Good and bad civil society
Civil society is constituted as the arena outside of the state and the market where organizations and individuals interact and promote common interests outside of the logic of the political and the economic. This view, predominant in academic discourse and public debate, perpetuates and reinforces a sharp distinction between state, market and civil society which hinders the understanding of their inextricable interrelation. This project claims that the sharp distinction between state, market and civil society is constantly produced by discourses on state and civil society, but is not a neutral description of their relationship but a specific construction of civil society.
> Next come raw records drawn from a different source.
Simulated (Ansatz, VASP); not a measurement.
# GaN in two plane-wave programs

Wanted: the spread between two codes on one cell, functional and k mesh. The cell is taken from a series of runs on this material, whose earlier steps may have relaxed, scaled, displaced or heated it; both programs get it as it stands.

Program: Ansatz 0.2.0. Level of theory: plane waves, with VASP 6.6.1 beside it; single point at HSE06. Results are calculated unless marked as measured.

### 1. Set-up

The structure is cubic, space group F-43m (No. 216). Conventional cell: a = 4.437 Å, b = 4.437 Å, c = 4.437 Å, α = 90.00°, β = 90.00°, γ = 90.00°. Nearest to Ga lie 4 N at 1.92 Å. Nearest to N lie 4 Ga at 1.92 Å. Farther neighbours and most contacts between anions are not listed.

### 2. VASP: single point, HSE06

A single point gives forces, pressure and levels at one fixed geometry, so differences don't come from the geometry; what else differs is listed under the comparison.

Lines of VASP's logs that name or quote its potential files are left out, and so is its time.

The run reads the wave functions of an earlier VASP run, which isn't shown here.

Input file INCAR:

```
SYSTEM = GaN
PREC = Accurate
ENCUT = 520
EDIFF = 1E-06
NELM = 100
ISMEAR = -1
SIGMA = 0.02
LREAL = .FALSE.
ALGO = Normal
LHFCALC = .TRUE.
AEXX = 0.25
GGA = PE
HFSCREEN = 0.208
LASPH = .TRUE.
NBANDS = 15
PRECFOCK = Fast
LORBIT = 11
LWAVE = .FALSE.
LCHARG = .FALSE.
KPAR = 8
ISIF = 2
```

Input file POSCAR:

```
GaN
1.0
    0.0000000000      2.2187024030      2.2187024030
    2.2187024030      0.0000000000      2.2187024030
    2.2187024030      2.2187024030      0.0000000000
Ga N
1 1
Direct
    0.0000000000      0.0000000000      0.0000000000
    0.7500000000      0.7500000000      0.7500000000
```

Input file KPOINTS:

The project views civil society as a politically contested concept and analyzes academic as well as political discourses in Denmark since the 1970s as central to shaping social imaginaries which structure social reality and create state, market and civil society as distinct entities with specific logics and values. The discourses on civil society and the invocation of it as something distinct from the state and the market are a construction of a specific type of civil society and of the individuals and institutions acting within it. That type of civil society and those institutions in civil society who promote societal integration and cohesion as well as solution to social, environmental and economic issues and increasingly supporting a welfare state under duress are construed as ‘good’ civil society, while those institutions who promote disintegration, which threaten to undermine the unity of the state and those who challenge the state as sole legitimate claimant to political authority and allegiance are construed as ‘bad’ civil society.
This project is carried out by Mathias Hein Jessen.